Training loop stuck at StreamSplitDataIterator

1. Severity of the issue: (select one)
High: Completely blocks me.

2. Environment:

  • Ray version: 2.49.0
  • Python version: 3.10.12
  • OS: Ubuntu 24.04
  • Cloud/Infrastructure: AWS
  • Other libs/tools (if relevant):

3. What happened vs. what you expected:

  • Expected: Ray training continue for 10 epoch
  • Actual: Ray train stuck at the end of epoch

I’m using Fine-tuning a face mask detection model with Faster R-CNN — Ray 2.49.1 example to train a RCNN model with minor modification.

If I use more than one workers in scaling_config, the training loop gets stuck at following line.

The behavior is bit random. Sometimes it is able to finish 2 epochs and then stuck at the following warning and sometimes it is stuck after finishing 1 epoch.

...
...
StreamSplitDataIterator(epoch=1, split=1) blocked waiting on other clients for more than 30s. All clients must read from the DataIterator splits at the same time. This warning will not be printed again for this epoch.

Here is pseudo code

train_dataset = ray.data.read_parquet(dataset_info_file)
train_dataset = train_dataset.map(ReadDataset, concurrency=2, num_cpus=4)
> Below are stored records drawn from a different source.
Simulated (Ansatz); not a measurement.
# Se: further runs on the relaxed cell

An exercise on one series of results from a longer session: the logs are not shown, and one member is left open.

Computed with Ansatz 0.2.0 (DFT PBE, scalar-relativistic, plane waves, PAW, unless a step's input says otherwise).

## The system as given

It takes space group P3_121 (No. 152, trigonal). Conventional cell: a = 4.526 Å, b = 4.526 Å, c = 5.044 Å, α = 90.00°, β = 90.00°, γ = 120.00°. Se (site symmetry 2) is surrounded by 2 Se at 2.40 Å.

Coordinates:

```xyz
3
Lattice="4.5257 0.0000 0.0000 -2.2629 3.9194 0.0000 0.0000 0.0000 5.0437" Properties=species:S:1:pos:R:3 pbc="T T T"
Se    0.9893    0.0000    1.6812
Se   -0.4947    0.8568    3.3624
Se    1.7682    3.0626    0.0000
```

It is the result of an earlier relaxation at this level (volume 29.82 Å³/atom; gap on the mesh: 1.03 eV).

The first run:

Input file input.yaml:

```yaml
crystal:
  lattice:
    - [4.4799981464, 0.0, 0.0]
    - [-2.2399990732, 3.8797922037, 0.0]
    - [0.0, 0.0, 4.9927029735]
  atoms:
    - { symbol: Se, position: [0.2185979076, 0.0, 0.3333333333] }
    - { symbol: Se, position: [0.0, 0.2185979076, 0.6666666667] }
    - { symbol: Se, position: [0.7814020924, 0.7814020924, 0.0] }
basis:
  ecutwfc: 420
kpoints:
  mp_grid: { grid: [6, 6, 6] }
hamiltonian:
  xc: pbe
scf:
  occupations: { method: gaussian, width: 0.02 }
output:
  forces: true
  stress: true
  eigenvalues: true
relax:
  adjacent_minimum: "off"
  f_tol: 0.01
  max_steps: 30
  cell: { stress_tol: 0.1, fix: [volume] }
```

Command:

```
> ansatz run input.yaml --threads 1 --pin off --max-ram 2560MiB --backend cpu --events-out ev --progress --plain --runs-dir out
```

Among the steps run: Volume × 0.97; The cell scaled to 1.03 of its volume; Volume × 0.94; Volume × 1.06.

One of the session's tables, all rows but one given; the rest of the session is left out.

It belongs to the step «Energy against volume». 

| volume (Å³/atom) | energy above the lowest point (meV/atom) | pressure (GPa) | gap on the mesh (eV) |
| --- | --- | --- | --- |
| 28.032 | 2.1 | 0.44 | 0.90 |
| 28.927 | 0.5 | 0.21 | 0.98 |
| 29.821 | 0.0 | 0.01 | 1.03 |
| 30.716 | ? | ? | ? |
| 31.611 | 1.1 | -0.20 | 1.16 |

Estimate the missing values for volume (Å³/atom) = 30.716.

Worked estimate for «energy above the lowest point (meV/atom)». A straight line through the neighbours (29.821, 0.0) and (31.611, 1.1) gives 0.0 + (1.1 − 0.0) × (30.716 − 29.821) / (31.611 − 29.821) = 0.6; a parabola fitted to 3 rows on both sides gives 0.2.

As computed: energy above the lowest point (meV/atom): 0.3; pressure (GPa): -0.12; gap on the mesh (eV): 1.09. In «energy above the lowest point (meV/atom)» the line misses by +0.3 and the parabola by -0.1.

train_loop_config = {"num_epochs": 10, "lr": 0.01, "batch_size": 4, "prefetch_batches":1, "enable_mlflow": False, "run_name" : run_name}

run_config=ray.train.RunConfig(
    storage_path=s3_storage_path,
    name=run_name,
)

scaling_config = ray.train.ScalingConfig(num_workers=2, use_gpu=True, resources_per_worker={"CPU": 3, "GPU" : 1})

trainer = TorchTrainer(
    train_loop_per_worker=train_loop_per_worker,
    train_loop_config=train_loop_config,
    datasets={"train": train_dataset},
    scaling_config=scaling_config,
    run_config=run_config
    )

result = trainer.fit()

I’m stuck here a little. Can someone guide me on debugging this problem?

Thank you.

I found a problem in my code.

My code originally

...
if ray.train.get_context().get_world_rank() == 0:
    ...
    ray.train.report(metrics, checkpoint=checkpoint)
...

Documentation for ray.train.report states clearly that it should be called from all workers.

ray.train.report was not called from non zero rank workers.

Following change fixed my problem.

...
if ray.train.get_context().get_world_rank() == 0:
    ...
    ray.train.report(metrics, checkpoint=checkpoint)
    ...
else:
    ray.train.report(metrics, checkpoint=None)
...